Defence Of Amazon’s Face Recognition Tool Undermined By Its Only Known Police Client

Defence Of Amazon’s Face Recognition Tool Undermined By Its Only Known Police Client

Faced with two independent studies that found its facial recognition software returns inaccurate or biased results, Amazon has repeatedly claimed that the researchers failed to use the software, called Rekognition, in the way the company has instructed police to use it.

However, the only law enforcement agency Amazon has acknowledged as a client says it also does not use Rekognition in the way Amazon claims it recommends, Gizmodo has learned. In doing so, the law enforcement agency undermines the very argument Amazon uses to discredit critical research about Rekognition.
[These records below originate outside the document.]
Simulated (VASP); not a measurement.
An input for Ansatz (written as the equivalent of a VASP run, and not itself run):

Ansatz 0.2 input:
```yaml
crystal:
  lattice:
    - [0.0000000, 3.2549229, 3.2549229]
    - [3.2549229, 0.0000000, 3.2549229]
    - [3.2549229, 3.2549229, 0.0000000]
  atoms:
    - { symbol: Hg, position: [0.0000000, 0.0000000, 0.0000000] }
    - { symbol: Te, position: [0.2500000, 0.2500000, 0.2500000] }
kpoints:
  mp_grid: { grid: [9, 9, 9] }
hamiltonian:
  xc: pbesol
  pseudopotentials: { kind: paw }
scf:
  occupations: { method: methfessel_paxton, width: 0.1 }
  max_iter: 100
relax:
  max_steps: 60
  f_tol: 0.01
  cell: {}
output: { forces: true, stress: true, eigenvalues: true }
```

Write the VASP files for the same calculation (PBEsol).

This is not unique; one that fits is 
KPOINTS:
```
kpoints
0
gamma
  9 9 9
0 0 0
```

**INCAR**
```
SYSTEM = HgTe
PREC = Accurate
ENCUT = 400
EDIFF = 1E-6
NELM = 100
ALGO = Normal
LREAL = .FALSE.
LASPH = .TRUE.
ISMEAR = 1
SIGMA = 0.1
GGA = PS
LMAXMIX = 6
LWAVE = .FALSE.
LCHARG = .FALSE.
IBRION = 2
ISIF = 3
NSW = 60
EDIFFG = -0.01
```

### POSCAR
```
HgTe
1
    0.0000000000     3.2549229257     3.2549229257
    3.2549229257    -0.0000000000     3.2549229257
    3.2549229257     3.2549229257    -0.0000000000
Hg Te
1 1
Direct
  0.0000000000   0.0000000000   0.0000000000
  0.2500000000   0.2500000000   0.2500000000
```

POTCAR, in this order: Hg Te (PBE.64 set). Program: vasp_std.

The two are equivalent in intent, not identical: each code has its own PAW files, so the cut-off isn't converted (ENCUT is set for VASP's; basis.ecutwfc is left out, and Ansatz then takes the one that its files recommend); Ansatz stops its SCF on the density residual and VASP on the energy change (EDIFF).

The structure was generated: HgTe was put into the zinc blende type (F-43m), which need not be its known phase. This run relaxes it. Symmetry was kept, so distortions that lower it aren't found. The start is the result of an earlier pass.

Rekognition is a software suite which purports to serve various functions ranging from identifying specific facial features to comparing similarities in a large volume of photos. This gives the software potential value to law enforcement customers seeking, for example, to match a mugshot to security cam footage of a robbery.

Critics are concerned that automating the policing process could have dire consequences if the software displays racial or other biases, especially as Amazon has pitched Immigration and Customs Enforcement on using this product. So far Amazon’s frontline defence against advocates and academics has been: Researchers are setting the search parameters incorrectly.

The parameter in question is something Amazon refers to as a “confidence threshold” or “similarity threshold.” When acting on a query, the software also informs the user how closely the two photos match, scored out of 100 per cent, with the option to set a threshold that filters results below the defined percentage.

When an ACLU argued that the researchers simply failed to follow best practices. The company claimed in a statement:

While 80% confidence is an acceptable threshold for photos of hot dogs, chairs, animals, or other social media use cases, it wouldn’t be appropriate for identifying individuals with a reasonable level of certainty. When using facial recognition for law enforcement activities, we guide customers to set a higher threshold of at least 95% or higher.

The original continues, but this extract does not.